Is it possible to run an optimizer over more than one remote machine?
I understand we can issue something like guild run train learning-rate[0.01,0.1] batch-size=[10,100] --remote remote-machine-1
and have the all optimizer run in a single remote machine. But, let’s say I have 10 remote machines, I would like the same optimizer to be running over the 10 machines with different parameters in each of them.
Unfortunately Guild doesn’t support distributed runs across machines. As of today, this requires manual scripting:
- Break up your training operations into runs-per-machine
- Start the runs remotely on each applicable machine
- Use
guild pull
to sync the work performed on each machine to your local machine or another system for consolidation (sometimes referred to as a sink in this case)
While this is a bit of a pain, it’s not terribly complicated. We are looking at integration with distributed systems like Kubernetes (likely via Kubeflow), Dask, Ray, Airflow, etc. But those schemes all bring certain complexity with them.
I’ll reference this topic though in our designs for this feature. I agree it would be very handy to support something like this:
guild run <op> --remote <some cluster spec>
Sorry about that!
1 Like
Thank you for the comprehensive response Garrett, I will try that.
1 Like
I would also like this. And it seems like it should be possible to implement in a way that is independent of queuing system.

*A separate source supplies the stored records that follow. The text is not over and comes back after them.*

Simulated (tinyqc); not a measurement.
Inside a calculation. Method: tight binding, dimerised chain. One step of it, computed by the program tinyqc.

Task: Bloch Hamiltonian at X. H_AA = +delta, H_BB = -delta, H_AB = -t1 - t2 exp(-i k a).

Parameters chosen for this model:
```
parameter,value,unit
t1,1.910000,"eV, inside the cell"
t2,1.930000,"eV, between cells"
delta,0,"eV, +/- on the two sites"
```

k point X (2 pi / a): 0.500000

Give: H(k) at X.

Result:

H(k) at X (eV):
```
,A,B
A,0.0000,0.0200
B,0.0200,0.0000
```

I am happy to do some manual scripting, but it doesn’t seem easily possible to distribute work across a fixed number of workers without using the filesystem as a queue. In principle, guild run queue
would be enough it had some additional flags to ensure that workers don’t grab the same work item. For example k8s now has a sequence job that gives each worker a number. It should be possible to make a guild run queue --rank i --num-workers 10
grab independent tasks (e.g. based on the hash of the run).
Many systems (e.g. slurm array jobs, k8s jobs, etc) can support this rudimentary form of work distribution.
Hi @nbren12 - sorry for the late reply!
Guild uses a file locking scheme to address contentions across queues. Locks are written to $GUILD_HOME/locks
— if this location is shared across processes (e.g. running on different nodes) queues should not attempt to start the same queued run. If they do that’s a bug. (This behavior is under test but for a locally mounted file system on a single node.)
Queues support a scheme for handling runs targeting a particular GPU, which lets you serialize runs per GPU. This could be used as a workaround per your request, but it has the side effect of setting CUDA_VISIBLE_DEVICES
per run, which is not something I’m comfortable recommending.
If I understand your request, Guild queues should support some method of selecting runs that match some criteria, otherwise they leave the staged run alone. E.g. tags or labels are logical candidates for associating a run with a queue.
Sorry again for getting back to you so late!